When someone asked her how to develop devotion, as part of her answer she made this interesting statement. (I don’t remember exactly, so I’ll convey the sense of what she said in my own words.)

She said bhakti (devotion) depends on gyana (knowledge), because you have to know what you are devoted to or else your devotion will become fanatical.

She said this is the difficulty so many Moslems face. “They are the great bhaktis – everything they do is for Allah. But what is this ‘Allah” that they worship? They don’t understand the true nature of God and as a consequence their devotion leads them into directions no one else considers God-like.”

She didn’t speak of Christianity, but the same point applies. So many “fundamentalists” are utterly devoted to Jesus, but their understanding of Jesus is incomplete. They don’t understand Christ consciousness, and, as a result, their devotion, which should be admirable, often is not, except to those within their own small circle of believers.

She also spoke of Nishkam Karma – the central concept of the Bhagavad Gita – “action without desire for the fruits of action.” She made a simple clarification. It is not that the devotee is uninterested in getting results. Even if you are working for God – especially if you are working for God – you want to do the best possible job. To do otherwise, would be unconscientious. The detachment is from any personal benefit from the work we do.

We came to Rishikesh via the train. It stops at Hardwar and we have to take taxis for 45 minutes to reach Rishikesh. On the way, we stopped at an ashram devoted to Anandamayee Ma (the “Joy-Permeated Mother” described in a chapter of that name in Autobiography of a Yogi). “Ma” (as everyone calls her) was a great soul, recognized as such from early childhood. Tens of thousands throughout India revered her.

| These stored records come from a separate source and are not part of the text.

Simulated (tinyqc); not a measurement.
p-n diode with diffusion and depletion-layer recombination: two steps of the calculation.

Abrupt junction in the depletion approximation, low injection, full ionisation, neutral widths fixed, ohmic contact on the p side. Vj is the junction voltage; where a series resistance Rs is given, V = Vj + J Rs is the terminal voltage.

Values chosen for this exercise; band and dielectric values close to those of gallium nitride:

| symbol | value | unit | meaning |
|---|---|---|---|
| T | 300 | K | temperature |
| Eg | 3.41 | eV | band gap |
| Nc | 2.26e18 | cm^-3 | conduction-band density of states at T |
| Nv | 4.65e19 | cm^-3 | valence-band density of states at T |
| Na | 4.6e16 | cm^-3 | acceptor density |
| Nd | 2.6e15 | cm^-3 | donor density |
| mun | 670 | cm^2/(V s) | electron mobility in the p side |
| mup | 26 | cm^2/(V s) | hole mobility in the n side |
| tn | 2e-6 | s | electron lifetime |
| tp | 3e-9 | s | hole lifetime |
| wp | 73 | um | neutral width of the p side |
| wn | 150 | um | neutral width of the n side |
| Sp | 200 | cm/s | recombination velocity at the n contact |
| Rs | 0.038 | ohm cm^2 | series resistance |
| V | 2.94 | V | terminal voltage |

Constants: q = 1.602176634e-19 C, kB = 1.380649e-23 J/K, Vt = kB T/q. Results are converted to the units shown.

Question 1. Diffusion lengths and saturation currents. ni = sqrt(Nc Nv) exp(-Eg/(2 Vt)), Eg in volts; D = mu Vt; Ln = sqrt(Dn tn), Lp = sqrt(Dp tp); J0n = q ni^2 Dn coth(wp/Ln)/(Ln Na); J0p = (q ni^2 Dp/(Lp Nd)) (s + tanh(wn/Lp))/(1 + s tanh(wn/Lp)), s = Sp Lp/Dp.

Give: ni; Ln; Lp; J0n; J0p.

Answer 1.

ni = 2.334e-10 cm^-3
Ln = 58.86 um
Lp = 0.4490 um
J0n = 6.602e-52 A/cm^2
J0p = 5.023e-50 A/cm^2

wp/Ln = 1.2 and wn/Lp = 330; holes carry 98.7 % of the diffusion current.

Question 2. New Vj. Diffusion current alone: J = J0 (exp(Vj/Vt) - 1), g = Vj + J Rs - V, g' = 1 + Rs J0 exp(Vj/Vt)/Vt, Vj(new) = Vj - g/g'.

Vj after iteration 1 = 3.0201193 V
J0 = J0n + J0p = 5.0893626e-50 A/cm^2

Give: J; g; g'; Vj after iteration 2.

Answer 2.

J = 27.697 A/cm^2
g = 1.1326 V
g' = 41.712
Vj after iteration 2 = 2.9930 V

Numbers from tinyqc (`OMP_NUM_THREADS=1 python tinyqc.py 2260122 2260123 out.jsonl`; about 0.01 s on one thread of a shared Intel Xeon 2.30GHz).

Swami Kriyananda spent many days with her during the years that he lived in India before – 1958-62. She was a source of deep inspiration and blessing to Swamiji, and she spoke in glowing terms of his devotion and deep spirituality.

The ashram we visited is where her body is buried. A beautiful marble temple has been built on the site and it is usually one of the high points of the pilgrimage to meditate and chant there.

This time, however, things did not work out as expected. The temple is now closed from noon to 4:00pm everyday and we arrived during the closed hours.

Instead of being able to go into the temple, the only open building is a large satsang hall. In fact, Ma was often there, and several huge pictures of her were hung along the walls.

Our group was quite small in the middle of a room that could have held many hundreds, but Ma seemed to take sympathy on our plight, and her enormous photograph image enlarged within our hearts and we all felt embraced in her Divine Mother love.

We assumed this was her compensation to us for missing the temple, but more was in store.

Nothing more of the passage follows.